Jurors retired for an 11th day yesterday to consider their verdicts in the year-long fertiliser bomb plot trial at the Old Bailey.

Seven British men were arrested in March 2004, following the discovery of more than half a ton of chemical fertiliser in storage in west London.

The prosecution alleges they were involved in a plot to bomb targets in Britain - including the Bluewater shopping centre in Kent and the Ministry of Sound nightclub in London - and to hit gas and electricity supplies.
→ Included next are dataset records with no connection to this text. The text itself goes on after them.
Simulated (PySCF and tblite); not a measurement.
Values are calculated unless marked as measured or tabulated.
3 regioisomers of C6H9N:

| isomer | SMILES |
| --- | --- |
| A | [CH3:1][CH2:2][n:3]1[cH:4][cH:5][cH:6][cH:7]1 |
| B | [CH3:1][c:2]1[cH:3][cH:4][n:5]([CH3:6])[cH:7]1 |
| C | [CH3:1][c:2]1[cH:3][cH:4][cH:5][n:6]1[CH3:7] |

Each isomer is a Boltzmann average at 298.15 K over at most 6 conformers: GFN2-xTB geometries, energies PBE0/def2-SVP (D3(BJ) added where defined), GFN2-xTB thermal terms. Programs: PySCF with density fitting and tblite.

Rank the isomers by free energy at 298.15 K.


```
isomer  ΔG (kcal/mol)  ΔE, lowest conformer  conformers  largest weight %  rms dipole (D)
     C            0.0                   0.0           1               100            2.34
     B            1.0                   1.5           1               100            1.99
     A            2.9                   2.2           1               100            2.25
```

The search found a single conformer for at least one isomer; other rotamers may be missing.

The defendants say they did not know what the fertiliser was, they were only interested in sending supplies to fighters in Kashmir and Afghanistan or they were duped.

Four men from Crawley, West Sussex, - Omar Khyam, 25, his brother Shujah Mahmood, 20, Waheed Mahmood, 35, and Jawad Akbar, 23, - deny a charge of conspiring to cause explosions likely to endanger life between January 1, 2003, and March 31, 2004.

Anthony Garcia, 25, of Barkingside, east London, Nabeel Hussain, 21, of Horley, Surrey, and Salahuddin Amin, 32, of Luton, Bedfordshire, also deny the charge.

Khyam, Garcia and Hussain also deny a charge under the Terrorism Act of possessing 1,300lb (600kg) of ammonium nitrate fertiliser for terrorism.

Khyam and Shujah Mahmood deny possessing aluminium powder for terrorism.